The first time redshirt senior Chad Day hit a golf shot at N.C . State, the closest driving range was 10 minutes away on Capital Blvd., tee time availability was at the mercy of how busy other golf courses were and practicing at a location other than the University Club’s short game area or a local range was a virtually nonexistent possibility.
So forgive Day for being a little nostalgic when he looks back on his freshman year, which was all of five years ago. He is, after all, the elder statesmen of a team that mostly doesn’t realize how difficult it is to play collegiate golf without a home course.
“All those younger guys don’t know how good they have it,” Day, whose younger brother Wilson is also on the team, said. “A lot has changed. We even have a team van now. I remember we used to have our van with the bench seats, and we would cram all of our clubs in the back. A lot has changed, and the program is going in a good direction.”
For the final time as a collegiate competitor, Day will head out to Lonnie Poole Golf Course on Centennial Campus this weekend with the rest of his teammates. It’s the same course where he shot a 3-under 69 in the fall of 2010, playing as an individual, during State’s victory at the Wolfpack Intercollegiate. And it is also the same course Day has seen mature exponentially since its recent inception.
“I was talking about it with Coach (Richard Sykes), and the greens are as good as I have seen them since coming here. They are healthy. It’s not just the speed of them, but they don’t have the dead spots in them. That might be helped by the weather we have had this Spring, but the course has matured. The grass has grown in more and it looks like the course has more shape to it.”
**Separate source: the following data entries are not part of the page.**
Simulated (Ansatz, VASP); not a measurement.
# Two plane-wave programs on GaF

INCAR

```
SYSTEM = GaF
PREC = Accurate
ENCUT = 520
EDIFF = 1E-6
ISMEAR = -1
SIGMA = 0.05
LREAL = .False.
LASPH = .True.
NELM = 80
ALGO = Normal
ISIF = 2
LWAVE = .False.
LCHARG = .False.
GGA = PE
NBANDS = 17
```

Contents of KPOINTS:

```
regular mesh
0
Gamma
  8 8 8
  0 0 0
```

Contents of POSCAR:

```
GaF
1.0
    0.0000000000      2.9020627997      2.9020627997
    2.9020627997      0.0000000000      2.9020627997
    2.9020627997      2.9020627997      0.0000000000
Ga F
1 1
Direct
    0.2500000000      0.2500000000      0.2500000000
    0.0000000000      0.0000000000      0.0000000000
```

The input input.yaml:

Generally regarded as one of the most difficult courses in the area, Lonnie Poole offers plenty of opportunities to use local knowledge to your advantage. Day, a Raleigh native himself, said it is a particularly key factor on the approach shot.
“This course more than others has a lot of that local knowledge,” Day said. “It’s not as much about the breaks of the greens when you are putting on them, but more about where you are playing your shots off the tee. Like on No. 2, we all know that it is a long par-3 but if the pin is up front, you can take it off of the slope to the left.”
And even if you play collegiate golf in the area, Lonnie Poole is so different from others that experience around the Triangle isn’t necessarily going to help.
“On No. 3, we all know you have to add a club and a half for the third shot up the hill,” Day said. “Teams don’t realize that. We were watching UNC practice out here the other day right behind us, and I saw four of their players come up short and spin it all the way back down the hill.”
Of course, Day isn’t the only senior on the team – good friend and Smithfield native Mark McMillen also remembers what program conditions were like during his early days at State.
“It was just so much more convenient,” McMillen said. “Instead of having to drive 30 minutes to play golf, you could get out of the class and make it to the golf course in five minutes.”
Luckily for McMillen and his teammates, the campus course isn’t just an average track they can practice on; the continued maturation and difficulty level of Lonnie Poole continues to be talked about within the Raleigh golf community.
“The golf course is in the best shape I have seen it since I’ve been here,” McMillen , co-champion of this fall’s Bank of Tennessee Intercollegiate, said. “And I think the wind plays a big factor [in the course’s difficulty], because the wind tends to blow harder with the course being elevated. It’s one of the longer golf courses I have played, but if the wind is blowing, that’s when it makes the course ten times harder.”
McMillen , Day, and State will be battling Lonnie Poole this weekend along with the likes of East Carolina, Lamar, Louisville, UConn and many others. The team finished seventh in its host tournament this past fall and placed fourth at the Wolfpack Spring Open one year ago.